Good to know West Philly and the things I'm fond of are still there. I remember waking up in West Philly many times... !! Many mornings on Jessye and Jess' old porch smoking cigarettes. I remember the coffee shop... was it called Satellite? I remember listening to the song Satellite in your car driving to West Philly in the morning to have coffee. Bumping into Corrine... I liked Corrine. I liked hanging out and getting stoned in West Philly. I liked the communal feeling.

As you might have sensed, I must admit that I still feel a stab right through my rib cage whenever I hear that name Rachel. I wish it would go away. My mind needs to reconstruct some memory associations. I am happy to hear she is well. It's the truth. The last I heard from her was when she left Cambodia and I don't know what she was going through but she did not sound happy, so no news is good news:)

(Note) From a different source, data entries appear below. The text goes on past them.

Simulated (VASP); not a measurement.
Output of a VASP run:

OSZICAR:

Alyssa!!!!!!!!!! I did not see that coming at all! That Alyssa would be out in West Philly Dyke Dance Party!!! That is so awesome! And as much as I wish I was able to be out and about with you, I really wish I was there to party with Alyssa. It has been so long since I last saw her letting loose. Hahaha, I'm so glad you finally went out after not partying at all this summer!

What are Kim and Jessye up to these days besides West Philly Dake Dance Party? I really miss everyone and Philly man. Do you have any idea how much???? Ahhhhhhhhhhrrrrrrrrrr. I miss you!

Hey man good to hear things are looking up there:) Keep it coming right?!?! I'm looking forward to hear about your full time position and just about your life man.

---That was from a scribble I did on the train home on Thursday. I read your Fall, 2008 letter Friday night and Kim is right in saying that we are all going to do something great with our lives.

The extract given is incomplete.